This session provides a closer comparison among different models. The samples are collected from comparion models' demo pages, and include a wide range of in-the-wild enhancement scenarios.
If applicable, we present the provided enhanced samples from each model's own webpages. All the Genhancer samples are from the MaskGIT+Whisper model. If not noted otherwise, Miipher samples are generated with speaker condition, and without text condition.
Genhancer runs enhancement at 44.1kHz; Miipher [1] at 24kHz. All other models included below operate at 16kHz. HiFi-GAN-2 [2] has a built-in bandwidth extension module and can thus provide 16kHz, 22.05kHz, or 44.1kHz output. For fair comparison, all the samples in this section are prepared for or downsampled to 16kHz unless otherwise noted.
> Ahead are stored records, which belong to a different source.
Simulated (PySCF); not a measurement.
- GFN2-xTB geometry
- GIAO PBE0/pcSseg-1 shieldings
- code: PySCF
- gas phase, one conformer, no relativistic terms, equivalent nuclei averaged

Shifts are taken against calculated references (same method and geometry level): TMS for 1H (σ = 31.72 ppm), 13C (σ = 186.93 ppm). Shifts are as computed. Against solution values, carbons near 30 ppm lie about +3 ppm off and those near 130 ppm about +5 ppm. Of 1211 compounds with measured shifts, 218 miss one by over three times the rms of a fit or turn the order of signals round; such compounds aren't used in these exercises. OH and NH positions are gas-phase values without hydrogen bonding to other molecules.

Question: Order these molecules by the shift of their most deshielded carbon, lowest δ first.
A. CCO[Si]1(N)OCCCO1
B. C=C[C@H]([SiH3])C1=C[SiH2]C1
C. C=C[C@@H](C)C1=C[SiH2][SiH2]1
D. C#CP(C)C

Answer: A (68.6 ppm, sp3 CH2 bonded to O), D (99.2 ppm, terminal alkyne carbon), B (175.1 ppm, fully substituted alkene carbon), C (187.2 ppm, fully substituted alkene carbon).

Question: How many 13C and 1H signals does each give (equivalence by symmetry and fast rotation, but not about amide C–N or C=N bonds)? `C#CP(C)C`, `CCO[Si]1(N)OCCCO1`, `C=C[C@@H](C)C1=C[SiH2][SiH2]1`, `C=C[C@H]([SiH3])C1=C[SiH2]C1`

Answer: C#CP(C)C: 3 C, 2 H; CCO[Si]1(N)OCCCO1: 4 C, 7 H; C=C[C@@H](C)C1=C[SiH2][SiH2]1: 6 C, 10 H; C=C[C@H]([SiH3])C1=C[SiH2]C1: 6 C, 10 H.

Sample 1 - Reverb + noise (Miipher demo)
Without transcription prompt, Genhancer is able to recover the content well, comparable to Miipher with text, and clearly out-performs Miipher w/o text.
Clean (24kHz)
Degraded (24kHz)
Genhancer (24kHz)
Miipher w/o text (24kHz, Original)
Miipher w/ text (24kHz, Original)
HiFi-GAN-2 (24kHz)
   Transcript: Attempting to appease dictatorial regimes with custom beanie babies is a tried and true strategy.
   Transcript: The Albanian Minister sidestepped the Italian Military Mission, and appointed himself Chief of Staff.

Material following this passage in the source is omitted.